Watching it live just feels better. Go back and watch one where they do it live and one where it does it pre-recorded. Something just feels off with the pre-recorded one.
By live i mean they are doing the presentation on the spot, not live as in person BTW.
Jobs did have a penchant for making a live demo feel natural. With anyone else, it just doesn't feel the same. I much prefer the pre-recorded videos now.
Steve was great at it, but maybe all it takes is for the presenter to be passionate about the thing they are presenting.
Elon is a terrible live speaker and yet I think his keynotes are pretty good. Also, we've all made fun of Steve Ballmer, but he was good at this as well.
Meanwhile, listening to Tim or Sundar is much less captivating. Perhaps if Tim could do a presentation about optimizing supply chains he would do much better than when he's at presenting iPad games.
> Steve was great at it, but maybe all it takes is for the presenter to be passionate about the thing they are presenting.
I claim to be a (rather trivial) counterexample to this hypothesis. I do claim that I am quite passionate about things that I am presenting - but this does not make me a good presenter or speaker.
>Elon is a terrible live speaker and yet I think his keynotes are pretty good.
Can you give a good example?
The Cyber truck unveil comes to mind as one of his worst, he clearly did not even look at the slides before going on stage as he says one thing and the slide has some completely different topic on it. If anything the glass break was the saving grace of the presentation. At least they got a meme out of it.
The Cyber truck delivery event was him stuttering over a couple videos making it up as he went along, then awkwardly handing over keys (its as if they didn't think about the flow of the vehicles coming on to and going off the stage) and then thats a wrap. Lets not talk about how he is always 30+ minutes late. Does this sound like a guy who gives even an ounce of care?
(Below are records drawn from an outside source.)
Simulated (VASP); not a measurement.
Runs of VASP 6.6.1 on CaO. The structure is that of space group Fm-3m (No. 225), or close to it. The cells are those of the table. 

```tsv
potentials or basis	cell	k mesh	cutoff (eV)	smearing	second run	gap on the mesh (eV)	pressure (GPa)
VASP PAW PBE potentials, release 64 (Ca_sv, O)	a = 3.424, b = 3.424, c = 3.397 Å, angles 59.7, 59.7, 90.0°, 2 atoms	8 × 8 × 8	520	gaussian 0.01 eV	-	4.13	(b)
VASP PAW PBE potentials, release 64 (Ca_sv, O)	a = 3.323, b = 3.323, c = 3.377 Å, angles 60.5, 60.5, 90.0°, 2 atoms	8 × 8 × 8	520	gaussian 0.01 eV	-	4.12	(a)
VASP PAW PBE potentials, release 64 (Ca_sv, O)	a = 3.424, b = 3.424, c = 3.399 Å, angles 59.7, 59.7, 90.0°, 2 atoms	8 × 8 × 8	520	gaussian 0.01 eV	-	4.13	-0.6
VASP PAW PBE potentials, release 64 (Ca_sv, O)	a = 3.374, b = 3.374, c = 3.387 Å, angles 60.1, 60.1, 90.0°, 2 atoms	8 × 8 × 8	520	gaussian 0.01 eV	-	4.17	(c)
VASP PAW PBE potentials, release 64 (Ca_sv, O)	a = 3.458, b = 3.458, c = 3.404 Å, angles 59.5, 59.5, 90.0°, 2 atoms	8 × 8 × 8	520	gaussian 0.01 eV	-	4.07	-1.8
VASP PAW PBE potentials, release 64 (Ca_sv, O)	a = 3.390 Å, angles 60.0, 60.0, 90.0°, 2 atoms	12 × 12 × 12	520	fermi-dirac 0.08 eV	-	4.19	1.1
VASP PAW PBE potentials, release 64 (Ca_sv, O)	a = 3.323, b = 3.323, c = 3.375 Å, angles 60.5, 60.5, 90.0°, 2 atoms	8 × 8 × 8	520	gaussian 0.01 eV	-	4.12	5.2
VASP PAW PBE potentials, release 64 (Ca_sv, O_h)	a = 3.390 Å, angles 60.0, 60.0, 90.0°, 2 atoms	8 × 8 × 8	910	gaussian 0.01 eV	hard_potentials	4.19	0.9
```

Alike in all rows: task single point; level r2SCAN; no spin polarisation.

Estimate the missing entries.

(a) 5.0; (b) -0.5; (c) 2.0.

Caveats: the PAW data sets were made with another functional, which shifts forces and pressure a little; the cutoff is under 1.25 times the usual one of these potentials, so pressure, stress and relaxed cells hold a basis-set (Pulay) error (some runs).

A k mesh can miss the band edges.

When the Model 3 delivery event occurred he was going through the breakup with Amber Heard so last second he ordered a switch to some bullshit song that he felt represented his relationship with Heard. I'm sure they have gone through a countless number of marketing people. Hell they had the guy that helped design Apple stores and even he left in 2013.
His presentations are a complete insult to the Jobs era presentations, hell they don't even come close to anything "Tim Apple"™ produces.
He always makes the excuse that "we are more concerned with making the best product so we dont waste time prepping for the presentation". Well Apple can make excellent polished products AND put consistent minimum effort into their presentations.
Ok I get it, its just a presentation for some capitalist company so what?
There was an old philosophy that Jobs used to talk about in his biography about how the truly passionate craft maker takes enormous pains to ensure that when making an item, it is made with beauty and care both outside where everyone can see but also both inside where no one will ever look. Think of the company itself as an item, Apple definitely still has this mentality, just look at how components are laid out in their product teardowns. Look at how they try to polish everything about the company brand, image, store designs specific to each city etc. I admire this thinking and try to aspire to it in my life but Musk is a complete insult to that type of thinking.